You are viewing a plain text version of this content. The canonical link for it is here.
Posted to common-user@hadoop.apache.org by Jeremy Davis <jd...@upstreamsoftware.com> on 2012/05/12 01:57:15 UTC

Resource underutilization / final reduce tasks only uses half of cluster ( tasktracker map/reduce slots )

I see mapred.tasktracker.reduce.tasks.maximum and mapred.tasktracker.map.tasks.maximum, but I'm wondering if there isn't another tuning parameter I need to look at.

I can tune the task tracker so that when I have many jobs running, with many simultaneous maps and reduces I utilize 95% of cpu and memory. 

Inevitably though I end up with a huge final reduce task that only uses half of of my cluster because I have reserved the other half for Mapping. 

Is there a way around this problem?  

Seems like there should also be a maximum number of reducers conditional on no Map tasks running. 

-JD

Re: Resource underutilization / final reduce tasks only uses half of cluster ( tasktracker map/reduce slots )
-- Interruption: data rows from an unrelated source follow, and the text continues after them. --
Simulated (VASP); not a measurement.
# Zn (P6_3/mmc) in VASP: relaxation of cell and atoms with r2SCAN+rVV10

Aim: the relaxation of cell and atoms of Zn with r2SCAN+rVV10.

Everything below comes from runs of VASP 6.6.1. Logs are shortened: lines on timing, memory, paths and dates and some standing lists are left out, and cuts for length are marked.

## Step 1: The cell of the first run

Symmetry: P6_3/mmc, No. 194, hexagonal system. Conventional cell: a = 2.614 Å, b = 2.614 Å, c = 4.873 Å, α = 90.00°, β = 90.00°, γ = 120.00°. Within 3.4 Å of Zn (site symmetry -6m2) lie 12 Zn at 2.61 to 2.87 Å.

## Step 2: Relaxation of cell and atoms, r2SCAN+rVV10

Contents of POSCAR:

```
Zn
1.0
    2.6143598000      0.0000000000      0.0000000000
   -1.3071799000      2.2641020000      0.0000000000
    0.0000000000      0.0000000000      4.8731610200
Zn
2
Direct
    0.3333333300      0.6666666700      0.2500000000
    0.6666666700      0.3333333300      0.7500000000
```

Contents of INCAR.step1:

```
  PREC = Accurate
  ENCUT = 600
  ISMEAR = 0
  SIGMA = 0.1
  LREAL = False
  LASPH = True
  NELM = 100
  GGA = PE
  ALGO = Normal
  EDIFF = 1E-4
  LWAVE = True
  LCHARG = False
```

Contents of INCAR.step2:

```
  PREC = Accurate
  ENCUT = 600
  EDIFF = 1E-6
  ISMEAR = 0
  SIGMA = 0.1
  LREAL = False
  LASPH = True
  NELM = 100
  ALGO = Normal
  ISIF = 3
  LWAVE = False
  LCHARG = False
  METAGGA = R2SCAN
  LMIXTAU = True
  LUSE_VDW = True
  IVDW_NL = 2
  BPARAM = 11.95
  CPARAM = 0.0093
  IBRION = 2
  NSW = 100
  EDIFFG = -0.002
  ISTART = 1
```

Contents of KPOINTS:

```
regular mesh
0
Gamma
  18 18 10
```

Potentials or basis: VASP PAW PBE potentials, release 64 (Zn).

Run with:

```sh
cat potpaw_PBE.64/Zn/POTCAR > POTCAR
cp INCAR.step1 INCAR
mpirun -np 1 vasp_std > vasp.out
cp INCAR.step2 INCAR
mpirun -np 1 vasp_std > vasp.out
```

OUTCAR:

Posted by Abhishek Pratap Singh <ma...@gmail.com>.
Hi JD,

Number of reduce task will depend upon the key after all the mapper is
done. if the key is same than all the data will go to one node, similarly
utilization of all nodes of cluster will depend upon the number of
different keys for reduce task.


Regards,
Abhishek

On Fri, May 11, 2012 at 4:57 PM, Jeremy Davis
<jd...@upstreamsoftware.com>wrote:

>
> I see mapred.tasktracker.reduce.tasks.maximum and
> mapred.tasktracker.map.tasks.maximum, but I'm wondering if there isn't
> another tuning parameter I need to look at.
>
> I can tune the task tracker so that when I have many jobs running, with
> many simultaneous maps and reduces I utilize 95% of cpu and memory.
>
> Inevitably though I end up with a huge final reduce task that only uses
> half of of my cluster because I have reserved the other half for Mapping.
>
> Is there a way around this problem?
>
> Seems like there should also be a maximum number of reducers conditional
> on no Map tasks running.
>
> -JD